How do you solve the 15-puzzle with A-Star or Dijkstra's Algorithm?

Question

I\'ve read in one of my AI books that popular algorithms (A-Star, Dijkstra) for path-finding in simulation or games is also used to solve the well-known \"15-puzzle\".

C

Answer 1

The graph theoretic way to solve the problem is to imagine every configuration of the board as a vertex of the graph and then use a breath-first search with pruning based on something like the Manhatten Distance of the board to derive a shortest path from the starting configuration to the solution.

One problem with this approach is that for any n x n board where n > 3 the game space becomes so large that it is not clear how you can efficiently mark the visited vertices. In other words there is no obvious way to assess if the current configuration of the board is identical to one that has previously been discovered through traversing some other path. Another problem is that the graph size grows so quickly with n (it's approximately (n^2)!) that it is just not suitable for a brue-force attack as the number of paths becomes computationally infeasible to traverse.

This paper by Ian Parberry A Real-Time Algorithm for the (n^2 − 1) - Puzzle describes a simple greedy algorithm that iteritively arrives at a solution by completing the first row, then the first column, then the second row... It arrives at a solution almost immediately, however the solution is far from optimal; essentially it solves the problem the way a human would without leveraging any computational muscle.

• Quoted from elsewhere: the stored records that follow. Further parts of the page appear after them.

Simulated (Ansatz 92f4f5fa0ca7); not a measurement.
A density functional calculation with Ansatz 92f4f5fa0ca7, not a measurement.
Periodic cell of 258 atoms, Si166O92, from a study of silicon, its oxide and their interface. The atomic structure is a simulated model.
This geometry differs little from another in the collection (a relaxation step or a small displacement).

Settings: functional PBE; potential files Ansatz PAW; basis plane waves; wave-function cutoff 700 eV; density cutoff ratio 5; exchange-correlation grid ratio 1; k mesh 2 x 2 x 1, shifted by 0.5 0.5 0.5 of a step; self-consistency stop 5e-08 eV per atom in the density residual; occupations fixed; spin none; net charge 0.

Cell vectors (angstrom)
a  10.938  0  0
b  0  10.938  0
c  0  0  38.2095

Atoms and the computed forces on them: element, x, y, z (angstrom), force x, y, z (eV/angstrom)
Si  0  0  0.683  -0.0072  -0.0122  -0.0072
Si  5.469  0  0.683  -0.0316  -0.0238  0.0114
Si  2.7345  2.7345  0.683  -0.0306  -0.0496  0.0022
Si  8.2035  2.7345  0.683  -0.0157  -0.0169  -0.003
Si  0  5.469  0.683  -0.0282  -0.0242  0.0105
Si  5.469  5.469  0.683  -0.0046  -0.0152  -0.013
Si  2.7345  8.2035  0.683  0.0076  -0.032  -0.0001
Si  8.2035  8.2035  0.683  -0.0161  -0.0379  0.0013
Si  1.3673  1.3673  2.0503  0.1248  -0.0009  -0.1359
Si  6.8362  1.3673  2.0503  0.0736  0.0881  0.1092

This problem is closely related to that of solving the Rubik's cube. The graph of all game states it too large to solve by brue force, but there is a fairly simple 7 step method that can be used to solve any cube in about 1 ~ 2 minutes by a dextrous human. This path is of course non-optimal. By learning to recognise patterns that define sequences of moves the speed can be brought down to 17 seconds. However, this feat by Jiri is somewhat superhuman!

The method Parberry describes moves only one tile at a time; one imagines that the algorithm could be made better up by employing Jiri's dexterity and moving multiple tiles at one time. This would not, as Parberry proves, reduce the path length from n^3, but it would reduce the coefficient of the leading term.